Welcome to torch-train’s documentation!

torch-train provides a wrapper around the torch.nn.Module to provide scikit-learn like fit() and predict() methods.

Installation

The most straigtforward way of installing torch-train is via pip

pip install torch-train

If you wish to stay up to date with the latest development version, you can instead download the source code. In this case, make sure that you have all the required dependencies installed.

Dependencies

torch-train requires the following python packages to be installed:

All dependencies should be automatically downloaded if you install torch-train via pip. However, should you want to install these libraries manually, you can install the dependencies using the requirements.txt file

pip install -r requirements.txt

Or you can install these libraries yourself

pip install -U torch

Usage

This section gives a high-level overview of the modules implemented by torch-train. We also include a working example to guide users through the code. For detailed documentation of individual methods, we refer to the Reference guide.

Overview

This section explains the design of torch-train on a high level. torch-train is a network that is implemented as an extension of torch.nn.Module. This means it can be trained and used as any neural network module in the pytorch library.

In addition, we provide automatic methods to train and predict given data tensors using our Module extension. This follows a scikit-learn approach with fit(), predict() and fit_predict() methods. We refer to the Reference for a detailed description.

Code

To use torch-train into your own project, you can use it in place of the torch.nn.Module. Here we show some simple examples on how to use the torch-train Module in your own python code. For a complete documentation we refer to the Reference guide.

Import

To import the Module use

from torchtrain import Module

Working example

In this example, we create a basic torch Module and use its fit() and predict() methods to train and test. First we import torch and the torchtrain Module

# imports
import torch
import torch.nn as nn
from   torchtrain import Module

Next we create our simple network consisting of 2 layers and a softmax output function.

Note

We extend the torchtrain.Module instead of the torch.nn.Module like you normally would.

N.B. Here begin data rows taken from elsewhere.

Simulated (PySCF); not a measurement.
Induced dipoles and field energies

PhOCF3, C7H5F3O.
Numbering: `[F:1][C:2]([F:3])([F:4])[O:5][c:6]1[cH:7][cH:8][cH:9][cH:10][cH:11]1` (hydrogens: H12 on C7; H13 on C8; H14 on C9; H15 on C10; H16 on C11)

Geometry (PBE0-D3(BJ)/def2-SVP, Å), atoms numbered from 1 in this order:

Furthermore we implement the forward() method to propagate through the network.

class MyNetwork(Module):

    def __init__(self, size_input, size_hidden, size_output):
        """Create simple network"""
        # Initialise super
        super().__init__()

        # Set layers
        self.layer_1 = nn.Linear(size_input , size_hidden)
        self.layer_2 = nn.Linear(size_hidden, size_output)
        self.softmax = nn.LogSoftmax(dim=1)

    def forward(X):
        """Forward through network"""
        # Propagate layer 1
        out = self.layer_1(X)
        # Propagate layer 2
        out = self.layer_2(out)
        # Propagate softmax layer
        out = self.softmax(out)
        # Return result
        return out

Now that we have created our network, we generate some random training and testing data.

# Generate random data
X_train = torch.rand((1024, 10))
y_train = (torch.rand(1024)*10).to(torch.int64)
X_test  = torch.rand((1024, 10))
y_test  = (torch.rand(1024)*10).to(torch.int64)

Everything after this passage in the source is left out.